A Long, Hot Summer on Campus


Scott D. Miller, the President of Virginia Wesleyan University, has written a guest column for the Virginian-Pilot with the same title as this post.

After providing an overview of what a university president’s summer routine typically involves, he writes: “Then there’s this summer — which to me is exceptionally hot, volatile, uncertain. The atomic particles in and around higher education seem as super-charged as those up in the clouds over my home on the shores of the Chesapeake Bay in Ocean View.”

In the next several paragraphs, he discusses the political uncertainty that characterizes almost every election year and has especially characterized this very volatile election year. He then discusses the impact of the Department of Labor’s new overtime rules on how colleges and universities function—which, frankly, seems a somewhat odd thing to focus upon unless university staff are routinely working more than 40-hour weeks and not being compensated for the extra hours. In that case, it would seem to me that the employees have much more to complain about—more of a basis for feeling aggrieved—than the leaders of their institutions who, in most cases, can make the case that they are underpaid only by comparing themselves selectively to their peers.

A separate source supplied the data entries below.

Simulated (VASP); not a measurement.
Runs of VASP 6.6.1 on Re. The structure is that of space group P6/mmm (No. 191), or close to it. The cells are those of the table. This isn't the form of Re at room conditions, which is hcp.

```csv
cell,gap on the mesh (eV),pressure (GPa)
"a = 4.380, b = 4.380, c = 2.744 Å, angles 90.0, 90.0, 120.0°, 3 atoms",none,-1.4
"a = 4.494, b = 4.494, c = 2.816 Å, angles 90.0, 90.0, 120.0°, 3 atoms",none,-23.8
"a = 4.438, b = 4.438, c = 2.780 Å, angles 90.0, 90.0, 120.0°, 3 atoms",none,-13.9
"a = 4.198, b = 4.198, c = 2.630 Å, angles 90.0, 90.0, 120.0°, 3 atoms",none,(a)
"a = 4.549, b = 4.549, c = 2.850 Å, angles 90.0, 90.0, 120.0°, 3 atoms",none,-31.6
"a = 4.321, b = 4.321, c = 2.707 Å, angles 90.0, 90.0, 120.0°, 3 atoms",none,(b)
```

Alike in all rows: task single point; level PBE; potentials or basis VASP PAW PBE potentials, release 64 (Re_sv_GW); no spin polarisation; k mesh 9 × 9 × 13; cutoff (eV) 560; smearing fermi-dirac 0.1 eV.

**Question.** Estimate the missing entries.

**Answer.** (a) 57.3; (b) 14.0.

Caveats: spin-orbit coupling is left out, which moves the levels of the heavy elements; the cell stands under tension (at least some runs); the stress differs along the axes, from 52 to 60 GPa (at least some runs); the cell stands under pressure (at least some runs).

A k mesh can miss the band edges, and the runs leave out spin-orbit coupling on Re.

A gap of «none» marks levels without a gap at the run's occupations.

But at this point in the column, Miller seems to shift gears and to rise abruptly to a considerably higher level of eloquence:

“The violence in our country and around the world is making us feel insecure. On humid mornings much too often this summer, the flags outside my office have fluttered at half staff. For colleges, the challenge is multi-faceted. We must keep our campuses safe yet open to the social and intellectual commerce that contributes so much to our vibrancy.

“Just as important is ensuring that our students are not desensitized, that they celebrate the diversity and freedom that the forces of hate or insanity seek to destroy, and that they embrace the perspective of history in learning from the tragedies of today.

“My long, hot summer also drives home the disruption in our natural environment. Whatever the cause, global climate change is upon us. The students and faculty who will occupy the new Greer Environmental Sciences Center on our campus will have plenty to do in analyzing the causes and evaluating the outcomes of global climate change and, locally, the threat of rising sea levels.

“As with so many of the urgent issues of the day, colleges and universities are expected increasingly to host discussions and propose solutions. I look forward to doing so in partnership with other institutions in our area.”